Imagine a large ship listing to one side, taking on water and going in circles. A helicopter lands and managers pile out. “We’ve got this,” they say.
They form committees. Create dashboards. Implement processes to monitor the rising water.
But nobody plugs the hole in the boat. In fact, the new managers create a 12-step approval process just to access repair equipment. A sailor with a bucket gets reprimanded for “unauthorized water removal activities.”
The ship keeps sinking.
A second group of managers arrives, admitting, “The boat is sinking, but we’re managing every detail of the process.” They meticulously plan lifeboat access, only to take all the spots themselves, leaving the crew and passengers to drown as the ship goes down.
Years later, it’s discovered the ship sank because managers eliminated the feedback loops where junior staff could report small leaks.
This is “managed decline,” – the art of overseeing failure with exceptional documentation. Managed decline hides under terms like cost control, risk minimization, and streamlining, but it guarantees one thing: job security for managers. The EU and UK exemplify this, where managed economic entropy and decline have become a boon for the managerial class. Managers multiply like Gremlins in water.
The Soviet Union mastered this too before collapsing. Farmers couldn’t plant crops without approvals from officials who reported to managers who answered to ministries. The result? A grain shortfall, despite ample, fertile land and labor.

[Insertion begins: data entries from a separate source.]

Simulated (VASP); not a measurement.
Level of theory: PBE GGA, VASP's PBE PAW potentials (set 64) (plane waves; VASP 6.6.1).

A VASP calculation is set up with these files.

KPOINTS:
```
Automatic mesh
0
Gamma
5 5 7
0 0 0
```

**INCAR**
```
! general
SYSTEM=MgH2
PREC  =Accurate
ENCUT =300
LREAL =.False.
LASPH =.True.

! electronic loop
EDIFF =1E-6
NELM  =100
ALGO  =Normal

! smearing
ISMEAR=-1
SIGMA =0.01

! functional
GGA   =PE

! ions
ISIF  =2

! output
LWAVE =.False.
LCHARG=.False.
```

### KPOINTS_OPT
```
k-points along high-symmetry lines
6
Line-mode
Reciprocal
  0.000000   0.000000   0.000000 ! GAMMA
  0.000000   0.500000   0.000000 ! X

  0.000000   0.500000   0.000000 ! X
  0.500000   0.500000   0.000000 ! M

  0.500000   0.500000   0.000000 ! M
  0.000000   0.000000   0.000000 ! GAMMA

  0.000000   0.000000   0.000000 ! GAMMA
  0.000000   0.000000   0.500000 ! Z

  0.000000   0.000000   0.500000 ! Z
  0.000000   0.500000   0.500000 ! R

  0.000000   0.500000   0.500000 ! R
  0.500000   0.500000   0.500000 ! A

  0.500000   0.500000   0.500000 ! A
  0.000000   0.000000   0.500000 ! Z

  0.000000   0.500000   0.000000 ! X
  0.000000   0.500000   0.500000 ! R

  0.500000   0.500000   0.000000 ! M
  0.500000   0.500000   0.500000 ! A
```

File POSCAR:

Big Tech, banking, and media in the U.S. (Meta, Amazon, Google, Microsoft, Goldman Sachs, Intel, X, Disney) have recently started getting wise to this, culling middle-management roles. Not because they aren’t smart or hardworking but because layers of decision makers don’t fix holes in ships.
The question isn’t, “how do we manage this problem better?” It’s “who is going to stand up right now and fix the hole?” We don’t need better management systems. We need to recognize when management itself is the problem.
The people who will save the ship are the ones carrying buckets and patch kits, ready to get wet.